Amendments regarding Thin Capitalisation Introduced into the Russian Tax Code
Legal Update № 553
Goltsblat BLP advises that Federal Law No. 25-FZ dated 15 February 2016 “On Amendments to Article 269, Part 2 of the Russian Tax Code Regarding the Controlled Debt Definition” has been adopted.
Below is an overview of the amendments we believe to be the most important.
A debt is not recognised as controlled if it is owed to:
Russian tax residents (from 2017), provided that the debt is not classed as back-to-back financing obtained from foreign controlling persons, and/or
Russian and foreign banks (from 2016), if they are not regarded as related parties either with the borrower or persons that secured the debt, or no debt was repaid by the borrower's group.
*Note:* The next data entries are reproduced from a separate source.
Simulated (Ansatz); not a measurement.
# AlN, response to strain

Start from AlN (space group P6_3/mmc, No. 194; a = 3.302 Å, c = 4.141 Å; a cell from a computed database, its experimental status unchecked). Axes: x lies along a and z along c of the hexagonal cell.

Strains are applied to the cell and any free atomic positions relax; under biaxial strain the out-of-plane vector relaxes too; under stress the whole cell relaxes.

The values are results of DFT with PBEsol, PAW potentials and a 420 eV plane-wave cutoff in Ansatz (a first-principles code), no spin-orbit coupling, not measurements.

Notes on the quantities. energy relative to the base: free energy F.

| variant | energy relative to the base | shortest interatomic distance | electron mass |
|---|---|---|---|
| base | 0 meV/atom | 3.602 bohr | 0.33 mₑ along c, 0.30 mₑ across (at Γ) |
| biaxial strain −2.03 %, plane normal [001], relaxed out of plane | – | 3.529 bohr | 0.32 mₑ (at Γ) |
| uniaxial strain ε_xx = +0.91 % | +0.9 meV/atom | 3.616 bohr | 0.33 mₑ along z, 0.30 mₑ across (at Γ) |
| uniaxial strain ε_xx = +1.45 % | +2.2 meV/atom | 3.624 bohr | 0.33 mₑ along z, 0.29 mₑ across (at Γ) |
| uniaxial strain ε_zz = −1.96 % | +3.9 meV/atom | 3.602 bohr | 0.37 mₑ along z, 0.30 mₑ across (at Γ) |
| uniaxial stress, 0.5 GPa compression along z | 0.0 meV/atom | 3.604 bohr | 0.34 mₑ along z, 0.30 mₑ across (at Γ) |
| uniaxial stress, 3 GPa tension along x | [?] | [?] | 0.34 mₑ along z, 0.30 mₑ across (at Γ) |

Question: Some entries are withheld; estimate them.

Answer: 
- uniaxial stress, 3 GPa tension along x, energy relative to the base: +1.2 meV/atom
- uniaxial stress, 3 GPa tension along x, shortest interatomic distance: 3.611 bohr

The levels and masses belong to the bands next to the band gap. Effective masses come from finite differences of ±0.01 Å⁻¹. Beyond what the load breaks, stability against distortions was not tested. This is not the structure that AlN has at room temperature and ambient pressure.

Generally, the main principles of the rules remain the same but there are significant developments:
individuals may act as controlling persons;
controlling persons will be determined according to certain criteria for “related parties” by means of corporate control (Article 105.1 of the Russian Tax Code) rather than “affiliated parties” in the terminology of the antitrust legislation. Yet the courts might recognise debt as controlled irrespective of the formal criteria if the ultimate purpose is to make payments to controlling persons;
the minimal stake sufficient to qualify as a controlling person has been increased from 20% to 25%, plus a criterion for indirect participation through consecutive participation of more than 50% has been added.
The amendments will come into force from 1 January 2017, apart from the above exception with respect to bank loans, which has retroactive effect from 1 January 2016.